One of the rules of whole30 is not to get on a scale during your 30 days. And I am of the opinion that this is a crucial part of the programme.
My first realization that the scale is not a health indicator was back in university. It was my second year and I had become busy with my advertising courses and wasn’t getting to the gym, nor eating the best. I didn’t have a scale there so had to wait until I came home to Barbados to weigh myself. I was dreading it. I knew I would be upset with the amount of weight I had put on and did not want to face it.
When I finally weighed myself I had actually lost weight. I’m not sure why, but whatever the reason – I remember thinking: what’s the point in losing weight and feeling like crap?
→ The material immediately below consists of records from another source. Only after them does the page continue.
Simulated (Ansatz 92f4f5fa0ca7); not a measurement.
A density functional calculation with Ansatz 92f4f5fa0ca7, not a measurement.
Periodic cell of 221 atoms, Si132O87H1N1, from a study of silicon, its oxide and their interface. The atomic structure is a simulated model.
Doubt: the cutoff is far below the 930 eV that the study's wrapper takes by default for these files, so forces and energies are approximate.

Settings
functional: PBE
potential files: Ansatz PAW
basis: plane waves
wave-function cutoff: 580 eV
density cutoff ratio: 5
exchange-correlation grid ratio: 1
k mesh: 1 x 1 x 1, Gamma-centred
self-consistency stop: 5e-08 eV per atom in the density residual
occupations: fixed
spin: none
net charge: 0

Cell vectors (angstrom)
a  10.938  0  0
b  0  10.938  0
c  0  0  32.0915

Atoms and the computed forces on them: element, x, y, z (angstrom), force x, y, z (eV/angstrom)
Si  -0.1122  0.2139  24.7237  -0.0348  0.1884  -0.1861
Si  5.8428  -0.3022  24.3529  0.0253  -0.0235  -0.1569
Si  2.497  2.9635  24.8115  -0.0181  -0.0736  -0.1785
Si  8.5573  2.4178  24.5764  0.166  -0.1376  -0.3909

My second realization that the scale is not a health indicator was after my first whole30. At the end of it I had not weighed myself yet and I felt incredible, I was thinking to myself I must have lost like 20lbs. When I got on the scale the number was 4 and I almost got upset. It didn’t seem like enough. Luckily I knew to shut that voice down because it’s crazy talk.
What the scale almost took away was how I really felt and the healthy signs I had seen. My arms were more defined and stronger, my legs became harder and more powerful and my stomach was significantly flatter. For what felt like the first time in my life, I was not bloated. I had incredible energy that would last the entire day and a mental clarity that I didn’t think possible. I was eating 3 solid meals a day and at the end of each feeling good, satisfied and fueled. This programme had completely changed my life, for the better, how could I be worried or concerned about the number on the scale?
I think we are so often bombarded with message that losing weight = health and happiness that we miss the real signs of being healthy and happy.
I am lucky that I abided by the rules of the programme and was able to really see and embrace all of the positive things it brought regardless of weight loss.
You can easily be the same weight, unhealthy and feeling like crap, or healthy and feel great.
Listen to your body, don’t let the scale decide.